« “You didn’t build that” and the “Benefits” Theory of Taxation | Main | Is the Supreme Court Rushing to Judgment? »

Tuesday, June 10, 2014

First-Person Judicial Opinions

Something that jumped out at me in reading Judge Barbara Crabb’s recent opinion striking down Wisconsin’s ban on same-sex marriage is that she wrote in the first-person.  Here, for example, are Judge Crabb’s concluding sentences:

Because my review of that law convinces me that plaintiffs are entitled to the same treatment as any heterosexual couple, I conclude that the Wisconsin laws banning marriage between same-sex couples are unconstitutional.

Although a Westlaw search reveals that use of the first-person is not uncommon amongst district judges (the phrases “I hold” or “I conclude” appear in at least 10,000 opinions in the DCT database), the practice is hardly universal.  Some judges feel that references to “the court” are too formal, and that they obscure the identity of the decision maker.  The other side is well-represented by Joyce George’s Judicial Opinion Writing Handbook: “By personalizing the writing, the author takes the position of pitting his rationale against that of the losing party. The judge becomes a substitute for the prevailing party in appearance and in his role.”  And perhaps provides fodder for those inclined to rail against the activism of unelected judges.

My instinct is to be untroubled by the first-person, and to suspect that it provides at least a modicum of extra ownership.  But I’d be interested in your thoughts.

Posted by Chad Oldfather on June 10, 2014 at 05:43 PM | Permalink

Comments

"By personalizing the writing, the author takes the position of pitting his rationale against that of the losing party. The judge becomes a substitute for the prevailing party in appearance and in his role."

I find this argument rather puzzling. When a judge rules against a party, I should hope he pits his rationale against that of the losing party. That's the point of ruling: Judges have to pick a side. And I don't know what it means to "become a substitute for the prevailing party." If A sues B and the judge rules for B, the judge doesn't become B. He is just the judge that found B's argument stronger than A's argument. Again, that would seem to be the point of judging.

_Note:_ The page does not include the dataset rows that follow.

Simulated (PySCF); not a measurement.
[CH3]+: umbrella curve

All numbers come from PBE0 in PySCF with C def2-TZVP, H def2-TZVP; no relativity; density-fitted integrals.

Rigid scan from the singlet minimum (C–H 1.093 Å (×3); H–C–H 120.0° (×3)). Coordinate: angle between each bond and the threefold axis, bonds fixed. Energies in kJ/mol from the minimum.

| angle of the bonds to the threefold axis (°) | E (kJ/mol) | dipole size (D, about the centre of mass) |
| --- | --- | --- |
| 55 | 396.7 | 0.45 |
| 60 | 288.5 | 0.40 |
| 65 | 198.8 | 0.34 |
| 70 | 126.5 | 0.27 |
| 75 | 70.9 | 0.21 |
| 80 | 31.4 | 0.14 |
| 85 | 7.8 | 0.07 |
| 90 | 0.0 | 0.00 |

Posted by: Orin Kerr | Jun 10, 2014 5:51:46 PM

I take George's point to be something along the lines of preferring a presentation in which the judge says "you lose because the law says so" over one that might be perceived as "you lose because I say so." It's a distinction that might be meaningful to those for whom the legal system is an unfamiliar environment.

Posted by: Chad Oldfather | Jun 10, 2014 6:19:23 PM

My judge wrote in the first person. He didn't think highly of judges who referred to themselves as "the Court" or "the undersigned."

Posted by: Former USDC clerk | Jun 10, 2014 7:11:04 PM

This isn't very remarkable (as you seem, ultimately, to say). I prefer "I", but it does tend to personalize things. It is also interesting as a matter of judicial culture. On collegial bodies, "I" is largely reserved for concurrences or dissents. District courts are also much more independent of one another's prior decisions, even within the same district. So perhaps some prefer references to "the court" and so forth as a way of exhibiting greater unity of mind and purpose.

Posted by: Ed | Jun 10, 2014 8:11:36 PM

I just hope we can agree that first person *plural* is douchey.

Posted by: anon | Jun 10, 2014 9:20:23 PM

When the judge authors a majority opinion, she writes in her official rather than personal capacity. Hence reserving "I" is better, as a matter of style and practice, for dissents. As for having the judge pit her personal opinions against those of the parties: I think Rawlsians at the least would be appalled. They would argue that what matters is the judge's public, rather than private, reasons. Furthermore, what the law says often flatly contradicts a judge's personal opinions, and the role of personal opinion in the law is a complex issue (see, e.g., formalism versus realism; or Ronald Dworkin's nuanced but controversial position, and so on and so forth). John Gardner has some interesting things to say about the tone of judicial opinions, and why some ways of inserting the judicial personality, especially in ways that undermine the seriousness of the enterprise, are morally worrisome.

Posted by: Eric Miller | Jun 11, 2014 2:33:07 PM

I am against the use of "I". As Chad suggested the law is supposed to compel the result, not the judge. I similarly agree with CJ Roberts that judicial robes are appropriate to emphasize that there is something going on besides the application of personal predilections to the controversy.

However, where the judge acts as the role of fact-finder, I am not terribly bothered by the use of the first-person.

Posted by: andy | Jun 12, 2014 2:36:07 AM

Interestingly enough I think the "I" and "we" were more common in the 19th century and early 20th century. I haven't done a systematic study of this but I noticed it awhile back and thought it would be an interesting question to do a more systematic look at. I know at the time I first noticed this I wondered if the increasing politicization and polarizing of the judiciary into conservative and liberal camps have engendered this retreat to the third person and to try to reinforce the notion that it is the impersonal law which compels this result, not that the judge disagrees with your arguments.